JPMorgan Chase and Wells Fargo — the first two major banks to report earnings this quarter — set aside billions of dollars each for losses on loans to customers who may soon no longer have the means to repay them.
JPMorgan’s chief executive, Jamie Dimon, said the bank was preparing for “the likelihood of a fairly severe recession.”
JPMorgan, the country’s largest bank, estimated that it needed to add $6.8 billion to its reserves to prepare for impending defaults. Wells Fargo, the fourth largest, set aside $3.1 billion.
JPMorgan’s total reserves for losses now stand at $8.3 billion, while Wells Fargo has $4 billion set aside.
“The actual level of losses we incur will be driven by how long this period lasts and the level of support the government provides,” Wells Fargo’s chief executive, Charles W. Scharf, said on a call to discuss the results with Wall Street analysts.
But the banks’ maneuvers to steel themselves for losses reflect their calculations that the $2 trillion economic relief bill — which includes direct payments to low-earning Americans as well as $349 billion in forgivable loans to small businesses — will not be enough to stave widespread financial instability for everyday Americans and their employers.
JPMorgan’s reserves, for example, are now close to the levels the bank felt it was necessary to hold in the immediate aftermath of the 2008 financial crisis, which brought about the Great Recession.
The banks’ preparations hit their profits hard in the last quarter.
JPMorgan’s net income fell to $2.9 billion from $8.5 billion for the last quarter of 2019 and $9.2 billion for the same period a year ago — with the bank’s new reserves essentially the difference. Wells Fargo reported a steep drop in profit to $653 million from $5.9 billion during the same period in 2019.
JPMorgan expected consumer loans — most of them credit cards — to lose $4.4 billion while commercial loans to businesses in real estate, retail and oil and gas could lose $2.4 billion, according to its estimates. And Wells Fargo said $1 billion of its potential losses could come from loans to consumers and small businesses.

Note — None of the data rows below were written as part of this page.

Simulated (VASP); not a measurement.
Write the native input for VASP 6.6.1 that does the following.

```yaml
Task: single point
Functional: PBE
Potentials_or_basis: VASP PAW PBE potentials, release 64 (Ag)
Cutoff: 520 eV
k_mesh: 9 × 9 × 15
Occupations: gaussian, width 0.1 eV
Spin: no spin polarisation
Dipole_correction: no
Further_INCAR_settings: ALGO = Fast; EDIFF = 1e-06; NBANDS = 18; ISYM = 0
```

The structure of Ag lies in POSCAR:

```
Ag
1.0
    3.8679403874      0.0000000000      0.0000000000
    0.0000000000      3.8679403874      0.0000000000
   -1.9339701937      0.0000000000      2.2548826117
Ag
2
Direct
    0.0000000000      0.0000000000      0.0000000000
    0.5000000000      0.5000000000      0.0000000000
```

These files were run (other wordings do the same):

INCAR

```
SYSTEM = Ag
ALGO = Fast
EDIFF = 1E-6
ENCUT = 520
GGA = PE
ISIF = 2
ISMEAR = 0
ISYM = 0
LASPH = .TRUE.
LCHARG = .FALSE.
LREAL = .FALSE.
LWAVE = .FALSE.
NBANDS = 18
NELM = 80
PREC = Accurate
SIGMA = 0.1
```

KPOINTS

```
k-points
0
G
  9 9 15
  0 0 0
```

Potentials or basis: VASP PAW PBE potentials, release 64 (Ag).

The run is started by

The reserve-building activities spooked investors in both banks. Their stocks were trading more than 3 percent lower at midday, despite an overall increase in the values of the major stock indexes on Tuesday.
But there were some bright spots, particularly at JPMorgan.
The bank reported revenue from trading things like foreign currencies, bonds and government debt rose by 34 percent compared with a year ago. Stock trading revenue was 28 percent higher. Over all, revenue in the bank’s Wall Street markets division reached $7.4 billion, a record.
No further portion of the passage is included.